Jade Fu, Heartwood
Needless to say, the overwhelming source of fear in financial
markets since August has centred on China. Investors have been
quick to downgrade growth forecasts for this year and next, but
we believe some of this anxiety may have gone too far.
Before the Global Financial Crisis in 2008, the Chinese economy was enjoying double digit annual rates of growth as it industrialised and became a key contributor to global growth. But most would agree that those levels were unsustainable over the long term. Moreover, not only would the annual rate of growth have to slow, but, importantly, the composition of growth would shift as it relied less on fixed-asset investment.

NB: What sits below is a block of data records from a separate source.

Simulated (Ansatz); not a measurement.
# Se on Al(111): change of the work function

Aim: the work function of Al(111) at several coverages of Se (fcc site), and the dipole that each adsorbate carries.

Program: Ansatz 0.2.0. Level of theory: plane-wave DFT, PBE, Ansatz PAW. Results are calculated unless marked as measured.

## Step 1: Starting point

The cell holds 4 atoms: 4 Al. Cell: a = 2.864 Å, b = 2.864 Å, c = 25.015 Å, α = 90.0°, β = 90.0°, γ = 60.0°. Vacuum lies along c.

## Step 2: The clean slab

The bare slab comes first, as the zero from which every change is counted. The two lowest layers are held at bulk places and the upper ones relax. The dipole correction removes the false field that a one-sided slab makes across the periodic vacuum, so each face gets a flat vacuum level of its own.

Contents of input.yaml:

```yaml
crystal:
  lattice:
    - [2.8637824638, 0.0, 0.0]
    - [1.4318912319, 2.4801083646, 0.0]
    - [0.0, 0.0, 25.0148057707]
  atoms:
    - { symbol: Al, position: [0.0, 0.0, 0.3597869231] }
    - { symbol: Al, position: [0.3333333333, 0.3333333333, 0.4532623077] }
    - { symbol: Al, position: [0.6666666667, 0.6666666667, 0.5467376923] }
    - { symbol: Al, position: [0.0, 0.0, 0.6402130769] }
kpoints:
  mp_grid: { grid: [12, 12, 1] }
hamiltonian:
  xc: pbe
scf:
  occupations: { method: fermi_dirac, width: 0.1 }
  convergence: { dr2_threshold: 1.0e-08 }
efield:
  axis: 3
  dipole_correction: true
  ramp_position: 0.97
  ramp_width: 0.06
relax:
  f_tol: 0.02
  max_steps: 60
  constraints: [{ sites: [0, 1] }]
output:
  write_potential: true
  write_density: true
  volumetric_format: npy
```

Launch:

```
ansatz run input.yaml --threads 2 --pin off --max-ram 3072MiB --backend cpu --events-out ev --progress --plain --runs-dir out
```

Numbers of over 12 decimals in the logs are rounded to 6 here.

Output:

Today, even the most bearish of market forecasts see an economy growing at above 6% this year, and most economists are looking for a modest pick-up in growth in the fourth quarter of 2015. We have long held the view that China was unlikely to achieve the official forecast of 7% this year, but we continue to see an economy that is growing and not collapsing. There has been an overwhelming focus on manufacturing data disappointments in recent months, which has fuelled the bearishness among investors, but it should be remembered that China is running a two-speed economy as it rebalances towards domestic demand.
The services sector now comprises nearly half of GOP, according to the World Bank, and activity has been holding up well. In addition, retail sales growth is tracking a consistent annual pace of above 10%, which is supported by a stable labour market. Nevertheless, this is a painful adjustment for the industrial sectors of the economy and we expect the People's Bank of China (PBOC) to take further policy steps to support growth, especially as the corporate sector is highly leveraged. Economic fundamentals have deteriorated since 2008, although external indicators, such as foreign exchange reserves, the current account balance and external debt, are better placed than other emerging market (EM) countries.
The key question is whether the PBOC can achieve a managed slowdown, especially since its credibility has been tested in recent months with the interventions in the stock market and the surprise currency adjustment in August. While we acknowledge that the risk of a policy error has increased, our view remains that the PBOC has the capacity and intention to keep the renminbi stable, supported by China's huge foreign exchange reserve base. We expect. though, the renminbi to moderately depreciate over time. Moreover, despite the raft of easing measures since November 2014, China's policy rates and bond yields are among the highest globally, and there is room for further policy easing.
As well as central bank support. we also believe that government fiscal stimulus will be important to support those sectors under pressure, for example through higher infrastructure investment. And the government has scope to increase spending. Year-to-date public spending remains under budget, suggesting that government investment may accelerate in the fourth quarter to support growth. We expect that these factors - central bank policy easing and fiscal stimulus - should help steer the economy towards a soft landing.